Editorial: December 2015
Let it begin with me
This month’s issue of North Dakota Living arrives at a point that is sandwiched between two holidays. Last month, we gave thanks for the many blessings we have in our lives. This month, we practice giving as a celebration of the birth of Jesus, who taught us to love one another.
Watching all the darkness in the world order these days leaves one thinking more and more about the great quality of life that exists in North Dakota and America. It is nearly impossible for Americans to imagine packing up one suitcase of belongings, with children in hand, and striking out to seek a life that offers safety, security and a chance for a better life. Yet, more people from every corner of the globe have been uprooted by war, persecution or natural disasters than ever before in history. That amounts to 55 million people “forcibly displaced” at the end of 2014, according to a recent report from the United Nations Refugee Agency.
Former U.S. Senator Byron Dorgan spoke to the greatness of our country when he addressed the Basin Electric Power Cooperative
annual meeting last month. It is beyond refute, he suggested, that the United States of America is and remains the greatest country on earth. There are many reasons for this. One has to do with infrastructure, and the rural electric cooperative network is an important part of this. Beyond electric power at the flip of a switch, there is potable water; connections to the world via the Internet; and access to housing, roads, bridges and public transportation in virtually every part of our country. Certainly, all this exists with inequality for some and for some geographical regions. But by and large, America’s quality of life is of the highest order.
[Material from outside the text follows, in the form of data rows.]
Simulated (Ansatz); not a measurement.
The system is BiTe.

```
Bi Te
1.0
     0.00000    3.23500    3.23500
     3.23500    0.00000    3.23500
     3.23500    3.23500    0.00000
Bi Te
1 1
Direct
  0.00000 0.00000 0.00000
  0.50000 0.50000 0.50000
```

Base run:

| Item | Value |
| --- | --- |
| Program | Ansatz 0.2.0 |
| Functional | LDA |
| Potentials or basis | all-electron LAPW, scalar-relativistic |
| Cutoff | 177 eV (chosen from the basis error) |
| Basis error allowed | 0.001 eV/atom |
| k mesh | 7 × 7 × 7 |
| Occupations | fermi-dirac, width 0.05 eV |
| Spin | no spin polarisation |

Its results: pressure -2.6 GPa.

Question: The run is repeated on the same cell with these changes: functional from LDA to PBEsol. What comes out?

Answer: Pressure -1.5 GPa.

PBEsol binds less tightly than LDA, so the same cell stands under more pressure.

Electric cooperatives have also made it a priority to bring the quality-of-life improvements brought about by access to electric power across the globe. Through the National Rural Electric Cooperative Association International Foundation, work is underway in dozens of third-world countries to bring the benefits of electric power to persons who live in darkness. One of our more recent actions was to support a bill in Congress called the Electrify Africa Act. This bill, if passed, would make resources available to develop power systems in Africa, where little or no grid power is available in the poorest of their countries.
In this season of giving, let’s pray that the day arrives soon when “Peace on Earth” is more than a phrase we recite in church. Instead, it would be a world where people can rise and shine each day knowing their basic needs have been met, and they can go about achieving good and greater things.
Merry Christmas to all, and may there be peace on earth.